Media companies looking to sell face unfavorable conditions

Business Insider got out at the right time. Three years later, media companies looking to sell are looking at far lower multiples than the 13x revenue BI fetched from Axel Springer in 2015, according to CB Insights.

This year has seen record-setting merger and acquisition activity in the media space in terms of value, with sales of media giants including Time Warner and Fox headlining the first half of 2018, according to Thomson Reuters Intelligence. But the appetite for smaller ad-supported digital media businesses is low, as Google, Facebook and Amazon continue to tighten their grip on the digital ad market and economic observers brace for a recession.

That’s bad news for publishers such as Univision, which is reportedly looking to sell Gizmodo Media Group by this fall, according to the New York Post, and for Tronc, which just laid off half of the editorial staff at the New York Daily News and has faced pressure to sell parts of itself since the spring.

“When you strip out those mega-deals, what we’ve seen is that the valuation multiples are under pressure,” said Anand Sanwal, the CEO of CB Insights, which tracks merger and acquisition activity. “The only exits in media that are doing well are subscription, B2B media companies.”

There are a few reasons for this. After many years of using platforms including Facebook to amass large digital audiences quickly, those growth pathways are starting to dry up, making it hard for digital media companies to grow like they used to.

“I don’t think it’s ‘Up, up and away!’ the way it was four or five years ago,” said Rick Edmonds, a media analyst at the Poynter Institute. “I think Gizmodo falls in that category. It’s not showing the breakneck growth it was once upon a time.”

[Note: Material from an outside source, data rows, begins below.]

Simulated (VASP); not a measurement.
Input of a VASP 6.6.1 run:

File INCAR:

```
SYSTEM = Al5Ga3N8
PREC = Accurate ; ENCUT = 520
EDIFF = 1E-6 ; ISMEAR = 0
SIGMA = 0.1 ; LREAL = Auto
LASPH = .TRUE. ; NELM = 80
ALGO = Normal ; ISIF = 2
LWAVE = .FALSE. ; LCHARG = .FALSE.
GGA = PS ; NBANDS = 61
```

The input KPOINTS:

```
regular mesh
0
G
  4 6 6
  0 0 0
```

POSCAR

Digital publishers remain largely dependent on advertising revenue. Gizmodo Media Group was among the first publishers to prove affiliate commerce could deliver meaningful revenue, and it’s diversified into linear television and live events, but advertising remains its central revenue driver.

That makes them unappetizing to strategic investors and private equity firms, who lately are less interested in advertising than they are in recurring revenue streams. Reed Phillips, the managing partner at investment bank Oaklins DeSilva+Phillips, said a subscription-focused business can command a price eight to 12 times its earnings before interest, taxes, depreciation and amortization, or EBITDA. At best, an ad-supported business might fetch a price four to seven times EBITDA.

“The gold standard seems to be subscription-driven businesses,” Phillips said.

The digital ad business’s outlook darkens further in light of the weakening economy forecasters see.

“Donald Trump or no Donald Trump, there’s going to be a recession,” said media analyst Ken Doctor. “Then we’re really going to see a winnowing out of the weak parts of the press. A buyer would have to contend with all of that.”

On July 20, the New York Post reported that Gizmodo Media Group has attracted interest from several suitors, including Ziff Davis, IAC, Vox Media and Bustle Media Group founder Bryan Goldberg, who purchased the archives of Gizmodo’s Gawker earlier this year. One Gizmodo staffer told the Post that the price was expected to land between $100 million and $120 million, at least 10 percent less than the $135 million Univision paid for the properties two years ago in a bankruptcy auction.

Gizmodo may end up selling for more than $120 million. Uzabase’s acquisition of Quartz this month seemed like good news, particularly compared to the sale price Ziff Davis paid for Mashable in late 2017. But that projected drop is a sign that optimism in the media market is waning.

“Ad-supported media has been having a pretty tough go of it,” Sanwal said.